Lab: Programming with OpenMP
We’ll use the OpenMP tutorial by Tim Mattson from Intel, available on YouTube here. You’ll need to go through the first 10 videos (modules 1 through 5)
- 01: intro (4.5 min)
- 02: part 1 (8 min) Module 1
- 02: part 2 (7 min) Module 1
- 03: Module 2 (5 min) compiling
- 04: Discussion 1 (10 min)
- 05: Module 3 (11.5 min) creating threads
- 06: Discussion 2 (11 min) the simple PI program in parallel
- 07: Module 4 (8 min) synchronization
- 08: Discussion 3 (5 min) overhead and eliminating false sharing
- 09: part 1 Module 5 (10 min) parallel loops
- 09: part 2 Module 5 (7 min) parallel loops
- 10: Discussion 4 (6.5 min) parallel PI program wrap -up
Other useful materials:
- Slides: A hands-on intro to OpenMP by Tim Mattson, Intel
- A 1.5 hour talk, called “Intro to SMP programming with OpenMP” also by Tim Mattson
OpenMP in a nutshell
OpenMP is a library for parallel programming in the SMP (symmetric multi-processors, or shared-memory processors) model. When programming with OpenMP, all threads share memory and data. OpenMP supports C, C++ and Fortran. The OpenMP functions are included in a header file called omp.h
.
Program structure: An OpenMP program has sections that are sequential and sections that are parallel. In general an OpenMP program starts with a sequential section in which it sets up the environment, initializes the variables, and so on.

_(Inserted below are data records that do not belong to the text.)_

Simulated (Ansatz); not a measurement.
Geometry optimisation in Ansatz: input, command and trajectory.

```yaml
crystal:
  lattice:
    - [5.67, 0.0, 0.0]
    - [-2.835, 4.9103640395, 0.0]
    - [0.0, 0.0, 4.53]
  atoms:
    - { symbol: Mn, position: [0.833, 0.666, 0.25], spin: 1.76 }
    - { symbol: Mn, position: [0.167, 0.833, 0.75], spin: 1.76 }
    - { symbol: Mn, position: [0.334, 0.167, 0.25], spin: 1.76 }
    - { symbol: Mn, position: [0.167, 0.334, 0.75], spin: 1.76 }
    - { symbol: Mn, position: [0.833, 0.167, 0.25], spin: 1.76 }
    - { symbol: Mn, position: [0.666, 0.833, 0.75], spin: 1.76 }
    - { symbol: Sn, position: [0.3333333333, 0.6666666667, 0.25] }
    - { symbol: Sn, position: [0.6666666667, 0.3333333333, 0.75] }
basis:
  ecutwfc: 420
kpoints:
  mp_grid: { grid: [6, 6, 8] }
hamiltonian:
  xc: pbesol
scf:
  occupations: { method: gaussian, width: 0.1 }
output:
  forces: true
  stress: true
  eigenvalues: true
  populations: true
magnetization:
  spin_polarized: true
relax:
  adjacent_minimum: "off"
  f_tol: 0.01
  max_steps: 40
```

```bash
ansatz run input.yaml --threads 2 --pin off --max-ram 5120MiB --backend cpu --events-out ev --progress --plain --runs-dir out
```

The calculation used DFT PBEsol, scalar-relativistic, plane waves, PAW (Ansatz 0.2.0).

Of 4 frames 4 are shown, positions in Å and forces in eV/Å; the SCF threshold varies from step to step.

When run, an OpenMP program will use one thread (in the sequential sections), and several threads (in the parallel sections).
There is one thread that runs from the beginning to the end, and it’s called the master thread. The parallel sections of the program will cause additional threads to fork. These are called the slave threads.
A section of code that is to be executed in parallel is marked by a special directive omp pragma
. When the execution reaches a parallel section (marked by omp pragma), this directive will cause slave threads to form. Each thread executes the parallel section of the code independently. When a thread finishes, it joins the master. When all threads finish, the master continues with code following the parallel section.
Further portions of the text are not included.